Model Registry as the Spine — Repository Patterns, Lifecycle States, and Curation Policy

·10 min read·asleekgeek
Diagram showing model lifecycle flow from experimental through staging to production with registry gates

A model registry is governance infrastructure, not a file store.

Every AI platform team eventually faces the same question from an auditor, a postmortem, or a new teammate: "Which model is running in production, where did it come from, and who approved it?" Without a registry, that question has no clean answer. With a registry that is only a file store, it still has no clean answer. A model registry, done properly, is governance infrastructure — it enforces lifecycle states, captures lineage, gates promotion, and gives every consumer a stable, versioned reference to pull from.

This article is Part 4 of the AI Platform Engineering & MLOps series. It builds on the serving patterns in article 13 by establishing what the registry provides to those runtimes — stable references, signed artifacts, and promotion semantics — and it sets the stage for the governance and lineage deep-dive in article 15. If you are coming from article 13, you already know how a serving runtime loads a model; this article explains how a platform team decides which model is worth loading at all.

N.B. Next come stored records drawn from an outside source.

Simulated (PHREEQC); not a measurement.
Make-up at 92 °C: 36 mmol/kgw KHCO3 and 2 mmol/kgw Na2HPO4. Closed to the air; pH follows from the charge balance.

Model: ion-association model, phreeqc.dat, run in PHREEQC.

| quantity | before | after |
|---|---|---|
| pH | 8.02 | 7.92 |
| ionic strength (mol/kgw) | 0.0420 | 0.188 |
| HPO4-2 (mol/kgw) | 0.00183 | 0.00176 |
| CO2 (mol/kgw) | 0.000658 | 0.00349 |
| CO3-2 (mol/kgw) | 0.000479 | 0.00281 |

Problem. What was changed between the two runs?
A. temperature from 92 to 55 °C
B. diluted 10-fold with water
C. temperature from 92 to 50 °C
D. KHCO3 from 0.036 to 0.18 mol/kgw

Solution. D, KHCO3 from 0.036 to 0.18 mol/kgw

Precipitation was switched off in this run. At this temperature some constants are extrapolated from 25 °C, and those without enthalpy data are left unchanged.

Why a registry is non-negotiable

A folder on object storage is not a registry. It stores bytes; it does not enforce anything. The gap between "we have model files" and "we operate a registry" is entirely about governance: lifecycle states that gate promotion, lineage that records what produced the artifact, access control that limits who can promote, and a stable consumer API that lets serving runtimes and CI pipelines pin to a specific version.

Three practical gaps appear quickly when teams skip the registry:

  • Version drift. Two teams pull "the latest" model and get different binaries because the S3 path was overwritten. There is no version history, no rollback point.
  • Approval opacity. A model enters production because a data scientist copied files and an engineer updated an environment variable. No one has a record of who approved the change or what eval evidence existed.
  • Supply-chain blindness. No one knows whether the weights were downloaded from a verified source or whether they match what was scanned. A tampered model artifact looks identical to a clean one without a signature check.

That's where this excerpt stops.